3
votes

i am very new to matlab and SVM and i am reproducing this experiment from strach http://bioinformatics.oxfordjournals.org/content/19/13/1656.full.pdf

*There they say "In the training of SVMs, we use the method of one versus the others, or one versus the rest" . ok there are 12 classes so they produce 12 SVMs. they train each one with positives vs all rest.

*but then they say "The prediction performance was examined by the 5-fold cross-validation test"

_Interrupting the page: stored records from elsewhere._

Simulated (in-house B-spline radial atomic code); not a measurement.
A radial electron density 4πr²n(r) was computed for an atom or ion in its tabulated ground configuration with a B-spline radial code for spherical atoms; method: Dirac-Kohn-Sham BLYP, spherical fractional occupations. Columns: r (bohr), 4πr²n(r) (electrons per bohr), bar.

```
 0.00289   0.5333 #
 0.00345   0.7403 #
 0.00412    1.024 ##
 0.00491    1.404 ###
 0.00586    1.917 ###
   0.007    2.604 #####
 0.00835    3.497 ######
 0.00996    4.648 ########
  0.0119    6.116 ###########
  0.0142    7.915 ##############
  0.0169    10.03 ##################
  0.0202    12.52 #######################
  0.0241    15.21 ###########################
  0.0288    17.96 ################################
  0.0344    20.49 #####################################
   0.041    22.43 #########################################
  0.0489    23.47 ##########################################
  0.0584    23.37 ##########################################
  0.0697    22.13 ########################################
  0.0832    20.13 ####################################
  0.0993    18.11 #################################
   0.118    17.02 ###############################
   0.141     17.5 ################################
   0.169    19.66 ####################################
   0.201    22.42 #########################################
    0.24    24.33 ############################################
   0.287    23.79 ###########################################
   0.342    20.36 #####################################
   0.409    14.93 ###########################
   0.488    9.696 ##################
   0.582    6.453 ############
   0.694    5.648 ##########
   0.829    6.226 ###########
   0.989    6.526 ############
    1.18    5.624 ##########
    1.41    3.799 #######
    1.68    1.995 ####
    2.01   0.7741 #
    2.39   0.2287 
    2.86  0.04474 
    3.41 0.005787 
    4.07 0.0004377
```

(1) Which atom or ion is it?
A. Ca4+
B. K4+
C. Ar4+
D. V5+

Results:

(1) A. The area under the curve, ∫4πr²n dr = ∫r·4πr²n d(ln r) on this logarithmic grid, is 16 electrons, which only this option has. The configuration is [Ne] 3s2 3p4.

My noob question is, How can they make a k-fold cross validation after! they train SVMs. what i think(likely faulty) is when you make a k-fold cross validation, you construct a new svm from beginning. they may be similar but svm model is different in every loop. there are k different svm models. but, if they train svm models beforehand, How can they make a cross validation test? What am i missing? Please help and thank you very much

1

1 Answers

1
votes

First they produce cross-validated datasets. Then they train 5 models (one for each fold) and repeatedly train-test. You can do this as follows:

% I assume use of LIBSVM for svm training-testing in this code snippet
% Create a random data
data=1+2*randn(1000,10);
labels=randi(12,[1000,1]);

%do 5-fold cross-validation
ind=crossvalind('Kfold',labels,5);

for i=1:5
    % (4/5)^th random data for training
    trainingData=data(ind~=5,:); %notice ~=
    trainingLabels=labels(ind~=5); 

    % (1/5)^th random data for testing
    testingData=data(ind==5,:); %notice ==
    testingLabels=labels(ind==5); 

   % train svm
    model{i,1}=svmtrain(trainingLabels,trainingData);

   %test svm
   [predLabels{i,1},accuracy(i,1)]=svmpredict(testingLabels,testingData,model{i,1});
end

% I think this is what they mean when they say, we analyze the performance
% using 5 -fold cross validation

% following two things is what you will report
plot(accuracy);  %how accuracy varies over random selection of data
avgAccuracy=mean(accuracy); %what is the average accuracy over 5 runs?